📄 chap1.txt

📁 很详细的Python文字处理教程
💻 TXT
📖 第 1 页 / 共 5 页
字号:
12 3 4 5 下一页
  THIS IS MAINMATTER

CHAPTER I -- PYTHON BASICS
-------------------------------------------------------------------

  This chapter discusses Python capabilities that are likely to
  be used in text processing applications. For an introduction
  to Python syntax and semantics per se, readers might want to
  skip ahead to Appendix A (A Selective and Impressionistic
  Short Review of Python); Guido van Rossum's _Python Tutorial_
  at <http://python.org/doc/current/tut/tut.html> is also quite
  excellent. The focus here occupies a somewhat higher level:
  not the Python language narrowly, but also not yet specific to
  text processing.

  In Section 1.1, I look at some programming techniques that flow
  out of the Python language itself, but that are usually not
  obvious to Python beginners--and are sometimes not obvious even
  to intermediate Python programmers. The programming techniques
  that are discussed are ones that tend to be applicable to text
  processing contexts--other programming tasks are likely to have
  their own tricks and idioms that are not explicitly documented in
  this book.

  In Section 1.2, I document modules in the Python standard library
  that you will probably use in your text processing application,
  or at the very least want to keep in the back of your mind. A
  number of other Python standard library modules are far enough
  afield of text processing that you are unlikely to use them in
  this type of application. Such remaining modules are documented
  very briefly with one- or two- line descriptions. More details on
  each module can be found with Python's standard documentation.

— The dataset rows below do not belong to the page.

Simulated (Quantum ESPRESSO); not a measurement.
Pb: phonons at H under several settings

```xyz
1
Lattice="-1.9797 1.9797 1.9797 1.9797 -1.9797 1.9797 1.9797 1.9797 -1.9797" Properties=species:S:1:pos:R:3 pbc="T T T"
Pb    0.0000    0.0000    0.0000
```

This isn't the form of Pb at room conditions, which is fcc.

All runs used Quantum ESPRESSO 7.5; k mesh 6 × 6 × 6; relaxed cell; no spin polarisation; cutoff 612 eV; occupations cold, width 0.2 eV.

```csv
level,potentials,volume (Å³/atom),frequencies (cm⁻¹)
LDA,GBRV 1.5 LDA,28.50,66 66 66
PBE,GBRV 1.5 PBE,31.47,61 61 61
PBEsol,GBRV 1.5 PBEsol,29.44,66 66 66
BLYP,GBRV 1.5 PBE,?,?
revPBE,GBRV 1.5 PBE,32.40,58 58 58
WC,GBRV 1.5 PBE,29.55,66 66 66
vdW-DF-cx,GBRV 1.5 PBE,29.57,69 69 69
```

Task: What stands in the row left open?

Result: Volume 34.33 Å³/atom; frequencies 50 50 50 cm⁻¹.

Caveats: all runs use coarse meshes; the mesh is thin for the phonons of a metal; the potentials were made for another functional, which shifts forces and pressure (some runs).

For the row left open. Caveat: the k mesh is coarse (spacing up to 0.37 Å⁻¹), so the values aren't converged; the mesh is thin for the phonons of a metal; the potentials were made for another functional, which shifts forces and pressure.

SECTION 1 -- Techniques and Patterns
------------------------------------------------------------------------

  TOPIC -- Utilizing Higher-Order Functions in Text Processing
  --------------------------------------------------------------------

  This first topic merits a warning. It jumps feet-first into
  higher-order functions (HOFs) at a fairly sophisticated level
  and may be unfamiliar even to experienced Python programmers. Do
  not be too frightened by this first topic--you can understand the
  rest of the book without it. If the functional programming (FP)
  concepts in this topic seem unfamiliar to you, I recommend you
  jump ahead to Appendix A, especially its final section on FP
  concepts.

  In text processing, one frequently acts upon a series of chunks
  of text that are, in a sense, homogeneous.  Most often, these
  chunks are lines, delimited by newline characters--but
  sometimes other sorts of fields and blocks are relevant.
  Moreover, Python has standard functions and syntax for reading
  in lines from a file (sensitive to platform differences).
  Obviously, these chunks are not entirely homogeneous--they can
  contain varying data.  But at the level we worry about during
  processing, each chunk contains a natural parcel of instruction
  or information.

  As an example, consider an imperative style code fragment that
  selects only those lines of text that match a criterion
  'isCond()':

      #*---------- Imperative style line selection ------------#
      selected = []                 # temp list to hold matches
      fp = open(filename):
      for line in fp.readlines():   # Py2.2 -> "for line in fp:"
          if isCond(line):          # (2.2 version reads lazily)
              selected.append(line)
      del line                      # Cleanup transient variable

  There is nothing -wrong- with these few lines (see [xreadlines]
  on efficiency issues).  But it does take a few seconds to read
  through them.  In my opinion, even this small block of lines
  does not parse as a -single thought-, even though its operation
  really is such.  Also the variable 'line' is slightly
  superfluous (and it retains a value as a side effect after the
  loop and also could conceivably step on a previously defined
  value).  In FP style, we could write the simpler:

      #*---------- Functional style line selection ------------#
      selected = filter(isCond, open(filename).readlines())
      # Py2.2 -> filter(isCond, open(filename))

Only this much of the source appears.